I think Duncan C's 'user interface' is excellent. It is clean, simple and elegant.
Using individual LEDs is much better than digits. IMHO it is much more flexible, and avoids the ambiguity of digits. +1 for the concept.
However, I would make it 'softer', and use a lot fewer components.
By going 'softer' you could have more flexibility, which would give you the ability to expand the useful resolution of the 'clock'.
Duncan C made a very important point that digits are useless if a digit changes during the photograph. However, that is still a potential problem with the three lines of LEDs. When the exposure time is longer than the duration of the 'lower digit' line of LEDs, information is lost.
Certainly Duncan C's design could be speeded up or slowed down to adjust for that, but it has a built in resolution limit because it counts in 10's. Imposing the digital idea of '10' on an analogue system (which is similar to a child's abacus) loses some of three inherent flexibility in the fundamental superiority (in this case) of an analogue display. I suggest making it 'soft' so that the system can be 'tweaked' in software after the electronics are completed.
Instead of fixed function decade counters, use shift registers . Then there is complete flexibility to change the 'user interface' in software.
To reduce the number of components use shift registers designed to drive LEDs.
For example, Texas instruments make many LED-drivers. The lowest cost ones, in Dual-In-Line packages (which can be used in a breadboard, and so would be easier to prototype) that I found on RS were TLC5916/TLC5917. Each device drives 8 LEDs, so Duncan C's design would use 4. This is more expensive than decade counters. However, I think the cost (about 5GBP) may be worth it.
One benefit is they are 'constant current' drivers, and so eliminate the current-limiting resistors on each LED. Each device uses one resistor to program the current for all 8 LEDs. That won't save much money, but it will save a lot of wiring.
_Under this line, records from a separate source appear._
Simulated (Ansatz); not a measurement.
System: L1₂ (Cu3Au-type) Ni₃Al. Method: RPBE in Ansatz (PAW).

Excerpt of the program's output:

These shift registers are fed a pattern of data bits, one at a time, using a second 'clock' signal to tell the shift-register when the data bit is valid. Toggling the clock loads the data bit. So you could cascade them, end-to-end, exactly like cascaded counters. To reduce the CPU load, the input to the chain of shift registers could be loaded autonomously, 8 bits at a time by using the SPI peripheral in the Arduino.
Alternatively, you could use 4 pins to load data simultaneously, with one pin driving a shared clock. Those shift registers can operate much faster than even Arduino assembler (upto 30MHz/bit). So this needn't take much time.
The outputs of the shift registers do not change until a further signal is sent. Then they all change output simultaneously. So your cameras won't be confused by seeing the data being loaded.
So there is more software complexity than cascaded counters. However, there is no constraints on what data they show. For example, you might decide that you would like 20 LEDs worth of resolution, so that cameras have a wider exposure time and the frames can still be synchronised or 'positioned' relative to one another in time.
Anther advantage of this 'soft' behaviour is, you could add lots more LEDs and get pretty much any resolution you might need, using exactly the same hardware technology.
This approach shares an advantage of Duncan C's design. Time is indicated by discrete points of light, and not shape. So it should be relatively straightforward to use image processing to process images. That might be very important if the cameras are video cameras.
To clarify a few points.
It is purely software which determines the behaviour of the LEDs in a shift-register based approach. Hence it is practical and straightforward, to simulate decade counters. So the 'user interface' can not be worse.
The complexity of a chain of shift-registers is the same as decade counters, if you want to use them that way. However for a few pins more, the shift registers could be loaded independently, which might have some benefits.
Using constant current LED drivers reduces the number of resistors to wire by a factor of 8. TI and others sell devices with 16 and 24 LED drivers, so the number of packages might be reduced.
The decade counter has a built in restriction. Not suprising, it gives no more than 10% resolution. However if you need 5%, it can't do it.
The shift-register-based electronics could emulate a 'clock face', so if 5% is needed, use 20 LEDs for that part. If 1% is required, add some more shift registers and LEDs
Duncan C's concept of using an 'analogue abacus' display is, IMHO, a more robust user interface than LED Arabic digits.
However, IMHO a hard-wired implementation using decade counters is an unnecessary restriction, limiting resolution. Shift registers make the display 'soft'. Wiring up shift registers is the same complexity as decade counters. Using LED drivers, saves a lot of wiring.